Supplementary Appendix 36.1

Concerning the starling in Laurence Sterne, A Sentimental Journey through France and Italy by Mr. Yorick, 2 vols. (London 1768), 2:22–26 (in the chapter “The Passport. The Hotel at Paris”):

— And as for the Bastile! the terror is in the word — Make the most of it you can, said I to myself, the Bastile is but another word for a tower — and a tower is but another word for a house you can’t get out of . . . The mind sits terrified at the objects she has magnified herself, and blackened: reduce them to their proper size and hue she overlooks them — ‘Tis true, said I, correcting the proposition — the Bastile is not an evil to be despised — but strip it of its towers — fill up the fossé — unbarricade the doors — call it simply a confinement, and suppose ’tis some tyrant of a distemper — and not of a man which holds you in it — the evil vanishes, and you bear the other half without complaint.

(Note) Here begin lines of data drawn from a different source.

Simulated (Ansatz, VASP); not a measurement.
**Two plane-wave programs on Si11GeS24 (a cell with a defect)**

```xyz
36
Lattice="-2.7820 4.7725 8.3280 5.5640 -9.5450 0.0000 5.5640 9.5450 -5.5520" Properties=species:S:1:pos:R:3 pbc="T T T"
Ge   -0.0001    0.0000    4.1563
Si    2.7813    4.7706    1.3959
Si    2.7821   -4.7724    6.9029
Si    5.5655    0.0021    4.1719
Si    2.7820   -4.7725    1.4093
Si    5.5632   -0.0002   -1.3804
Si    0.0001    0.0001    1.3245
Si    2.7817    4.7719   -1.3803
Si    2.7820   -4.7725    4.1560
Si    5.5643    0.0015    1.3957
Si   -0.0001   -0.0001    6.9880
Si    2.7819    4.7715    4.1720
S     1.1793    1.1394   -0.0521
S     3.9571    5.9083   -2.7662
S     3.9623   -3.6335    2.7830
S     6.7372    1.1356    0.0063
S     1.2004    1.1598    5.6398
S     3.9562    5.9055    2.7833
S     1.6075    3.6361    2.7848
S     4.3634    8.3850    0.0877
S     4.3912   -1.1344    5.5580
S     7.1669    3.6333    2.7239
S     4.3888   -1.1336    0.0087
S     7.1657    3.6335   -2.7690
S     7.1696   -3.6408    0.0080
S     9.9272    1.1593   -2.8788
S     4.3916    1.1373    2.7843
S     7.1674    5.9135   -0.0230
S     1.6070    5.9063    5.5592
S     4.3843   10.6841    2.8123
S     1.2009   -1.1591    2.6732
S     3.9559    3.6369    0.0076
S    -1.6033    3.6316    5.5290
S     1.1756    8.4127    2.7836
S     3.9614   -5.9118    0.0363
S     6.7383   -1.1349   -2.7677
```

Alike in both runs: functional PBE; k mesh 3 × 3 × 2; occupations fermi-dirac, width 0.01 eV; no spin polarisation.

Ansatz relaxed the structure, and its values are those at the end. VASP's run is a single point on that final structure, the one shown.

I was interrupted in the hey-day of this soliloquy, with a voice which I took to be of a child, which complained “it could not get out.” — I look’d up and down the passage, and seeing neither man, woman, or child, I went out without further attention.

In my return back through the passage, I heard the same words repeated twice over; and looking up, I saw it was a starling hung in a little cage — “I can’t get out — I can’t get out,” said the starling.

[Illustration from Cassell’s Illustrated Readings, vol. 1 (London 1875), 16:]


I stood looking at the bird.

[Illustration from A Sentimental Journey, new edition (London 1801), following p. 86:]


and to every person who came through the passage it ran fluttering to the side towards which they approach’d it, with the same lamentation of its captivity — “I can’t get out,” said the starling — God help thee! said I, but I’ll let thee out, cost what it will; so I turned about the cage to get to the door; it was twisted and double twisted so fast with wire, there was no getting it open without pulling the cage to pieces — I took both hands to it.

The bird flew to the place where I was attempting the deliverance, and thrusting his head through the trellis, press’d his breast against it, as if impatient — I fear, poor creature! said I, I cannot set thee at liberty — “No,” said the starling — “I can’t get out — I can’t get out,” said the starling.”

I vow, I never had my affections more tenderly awakened; or do I remember an incident in my life, where the dissipated spirites, to which my reason had been a bubble, were so suddenly call’d home. Mechanical as the notes were, yet so true in tune to nature were they chanted, that in one moment they overthrew all my systematic reasonings upon the Bastile; and I heavily walk’d up stairs, unsaying everyword I had said in going down them.